Comment author: conchis 25 June 2009 01:06:50AM 0 points [-]

The wikipedia entry on lexicographic preferences isn't great, but gives the basic flavour:

Lexicographic preferences (lexicographical order based on the order of amount of each good) describe comparative preferences where an economic agent infinitely prefers one good (X) to another (Y). Thus if offered several bundles of goods, the agent will choose the bundle that offers the most X, no matter how much Y there is. Only when there is a tie of Xs between bundles will the agent start comparing Ys.

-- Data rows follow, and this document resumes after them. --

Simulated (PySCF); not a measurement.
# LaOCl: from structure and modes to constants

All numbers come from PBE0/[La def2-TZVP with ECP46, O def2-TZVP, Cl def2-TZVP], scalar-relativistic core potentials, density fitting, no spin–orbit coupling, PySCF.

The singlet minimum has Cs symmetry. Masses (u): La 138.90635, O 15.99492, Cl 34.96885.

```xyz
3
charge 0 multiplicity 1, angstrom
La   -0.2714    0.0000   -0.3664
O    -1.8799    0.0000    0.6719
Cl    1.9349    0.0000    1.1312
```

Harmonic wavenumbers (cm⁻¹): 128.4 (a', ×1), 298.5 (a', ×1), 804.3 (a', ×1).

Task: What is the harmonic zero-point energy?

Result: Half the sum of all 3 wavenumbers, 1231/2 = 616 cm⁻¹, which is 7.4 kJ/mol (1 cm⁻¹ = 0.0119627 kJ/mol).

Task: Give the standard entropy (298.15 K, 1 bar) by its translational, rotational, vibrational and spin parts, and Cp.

Comment author: Cyan 25 June 2009 03:31:56AM *  0 points [-]

That entry says,

...the classical example of rational preferences that are not representable by a utility function, if amounts can be any non-negative real value.

So my intuition above was not correct -- an uncountably infinite alphabet is what's required.

Comment author: timtyler 24 June 2009 08:38:18PM -1 points [-]

Intransitive preferences don't mean that you can't describe an agent's actions with a utitilty function. So what if an agent prefers A to B, B to C and C to A? It might mean they will drive in circles and waste their energy - but it doesn't mean you can't describe their preferences with a utility function. All it means is that their utility function will not be as simple as it could be.

Comment author: Cyan 24 June 2009 09:15:42PM 2 points [-]

In the standard definition, the domain of the utility function is the set of states of the world and the range is the set of real numbers; the preferences among states of the world are encoded as inequalities in the utility of those states. I read your comment as asserting that there exists real numbers a, b, c, such that a > b, b > c, and c > a. I conclude that you must have something other than the standard definition in mind.

Comment author: timtyler 24 June 2009 09:36:20PM 1 point [-]

If A is Alaska, B is Boston, and C is California, the preferences involve preferring being in Alaska if you are in Boston, preferring being in Boston if you are in California, and preferring being in California if you are in Alaska. The act of expressing those preferences using a utility function does not imply any false statements about the set of real numbers.

Comment author: conchis 25 June 2009 12:22:49AM *  2 points [-]

Preferring A to B means that, given the choice between A and B, you will pick A, regardless of where you currently are (you might be in California but have to leave). This is not the same thing as choosing A over B, contingent on being in B.

You can indeed express the latter set of preferences you describe using a standard utility function, but that's because you've redefined them so that they're no longer intransitive.

Comment author: MichaelBishop 24 June 2009 09:02:55PM 0 points [-]

Its not clear you're contradicting Cyan. You describe the converse of what he describes.

Even if a utility function can be written down which allows intransitive preferences, its worth noting that transitive preferences is a standard assumption.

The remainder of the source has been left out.